LEBANON, Ind. (Indianapolis Star) -- I knew I was in the right place when I spotted the empty noose hanging from a gallows on the front lawn.

Inside the tiny turquoise house in Lebanon, I knew I'd find Eric Smith, the white guy with biracial kids who thought it was a good idea to hang an effigy of President Barack Obama from that noose for Halloween.

It was Thursday, the first day of November and the Halloween decorations were still up. I climbed out of my car, sized up the menacing-looking rope, and went to the door. Eric, an affable, blonde 30-year-old, opened it and I looked down at his shirt. "I'm not a bigot," it shouted in all capital letters. "I'm the first one to say it isn't your fault you're black."

I took a deep breath, willed away any judgmental thoughts and reminded myself why I drove all the way there in the first place.

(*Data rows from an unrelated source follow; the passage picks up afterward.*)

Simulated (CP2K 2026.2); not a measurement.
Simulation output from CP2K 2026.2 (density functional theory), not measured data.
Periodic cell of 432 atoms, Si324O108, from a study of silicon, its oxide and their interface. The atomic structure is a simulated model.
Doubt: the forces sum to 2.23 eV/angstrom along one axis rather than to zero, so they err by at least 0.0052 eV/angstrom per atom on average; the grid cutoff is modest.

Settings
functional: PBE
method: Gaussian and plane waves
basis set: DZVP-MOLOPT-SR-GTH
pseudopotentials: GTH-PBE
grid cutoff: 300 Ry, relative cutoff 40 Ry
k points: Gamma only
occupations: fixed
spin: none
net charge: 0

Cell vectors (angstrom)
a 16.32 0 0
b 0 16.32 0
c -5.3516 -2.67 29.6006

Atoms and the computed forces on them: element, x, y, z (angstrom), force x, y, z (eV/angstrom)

Eric didn't know it, but I was looking for hope. Or maybe proof that people are more complicated in their views than 140-character tweets, Facebook memes and headlines give them credit for. I was looking for gray in an increasingly politicized world of black and white.

As we head into Election Day, signs abound that Americans are more divided than ever. A recent poll by the Associated Press found that more Americans have negative feelings toward blacks today than before Obama was elected. Anti-Hispanic sentiments aren't much better. And now, the devastation wrought by Hurricane Sandy in New York has highlighted the stark divisions between rich and poor when it comes to getting help.

Those things that divide us also have taken over our political discourse to our detriment.

Many Americans are in silos -- ready to assume and react, not question and learn. So, when you read about a guy in small-town Indiana who decides to put up an effigy of Obama on his front lawn, it's easy to think the worst.

I did. My first thought was: "Oh, great. Another racist idiot making headlines."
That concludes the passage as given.